1915 – Dear Brother In Law

1915 – DEAR BROTHER IN LAW

Collectif des Democrates Armeniens d’Europe, France
May 22 2006

Le ttre d’un volontaire armenien dans l’armee russe, ecrite en 1915
a son beau-frère.

Dans cette lettre, E. Vartanian fait allusion a l’organisations des
troupes armeniennes dans l’est de l’Empire Ottoman en 1915.

Letter from Mr. E. Vartanian, an Armenian-American Volunteer in the
Russian Service, to His Brother-in-law in Egypt ; Dated 9th /22nd
July,1915, and Published in the Armenian Journal “Houssaper,” of Cairo.

“We have been here three days. Some of us are going to be sent to
Erivan ; the rest of us are starting in two days for Van.

The enthusiasm here is very great. There are already 20,000
volunteers at the front, and they are trying to increase the
number to 30,000. Each district we occupy is placed under Armenian
administration, and an Armenian post is running from Igdir to Van.

The Russian Government is showing great goodwill towards the
Armenians and doing everything in its power for the liberation of
Turkish Armenia.

When we disembarked at Archangel the Government gave us every possible
assistance. It even undertook the transport of our baggage, and gave
us free passes, second class, to Petrograd.

At Petrograd we received an equally hearty welcome, and the
Governor of the city presented each of us with a medal in token
of his sympathy. The Armenian colony put us up in the best hotels,
entertained us at the best restaurants, and could not make enough
of us. This lasted for five days, and then we continued our journey,
again at the Government’s expense, to Tiflis.

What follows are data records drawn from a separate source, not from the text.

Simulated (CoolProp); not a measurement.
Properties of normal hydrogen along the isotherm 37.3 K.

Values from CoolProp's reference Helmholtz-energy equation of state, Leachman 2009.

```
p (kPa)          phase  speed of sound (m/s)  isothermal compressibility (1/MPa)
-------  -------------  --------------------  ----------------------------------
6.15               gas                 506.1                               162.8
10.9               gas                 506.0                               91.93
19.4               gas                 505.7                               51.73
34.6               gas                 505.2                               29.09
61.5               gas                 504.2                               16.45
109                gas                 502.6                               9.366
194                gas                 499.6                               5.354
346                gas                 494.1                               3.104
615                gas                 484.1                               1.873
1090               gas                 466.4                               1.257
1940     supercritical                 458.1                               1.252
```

Everywhere on the way the population received us with cheers and
offerings of flowers. Just as we were leaving Archangel, a young
Russian lady came with flowers and offered one to each of us. I
also saw a quite poor man who was so moved by the speech in Russian
that one of our comrades had made, that he came and put his tobacco
into the pipe of a comrade standing next to me, and kept nothing for
himself but a bare half-pipeful. A third, an old man, was so moved
by the speech that he began to cry and nearly made off, but a little
while after I saw him standing in front of the carriage window and,
with a shaking hand, holding out a hard-boiled egg to our comrade
the chemist Roupen Stepanian. Probably it was his one meal for the day.

And so at every step we found ourselves in the midst of affecting
scenes. At Petrograd Railway Station the crowd was enormous. There was
an Armenian lady there who offered each of us a rose. There were boys
and young men who wept because they could not come with us. At Rostov
a young Russian joined our ranks. He was caught more than once by his
parents at the stations further down the line, but he always succeeded
in escaping them and reioining us. We have christened him Stepan.

When we arrived at Tiflis, we marched singing to the offices of
the Central Armenian Bureau, with our flag unfurled in front of us,
and the people marched on either side of us in such a crowd that the
trams were forced to stop running.

That is enough for to-day. My next letter shall be written from
Armenia itself..

Please say nothing to my sister about this resolution that I have
taken. I hope, of course, that she would know how to sacrifice
her affection for her brother to her love for the nation and for
liberty.. I should curse any of my relations who lament my resolution ;
they would have committed treason against the nation. There are five
of us brothers ; was it not imperative that at least one of us should
devote himself to the cause of a national emancipation ? Let us keep
up our courage, realise the urgency of the moment and do our duty.”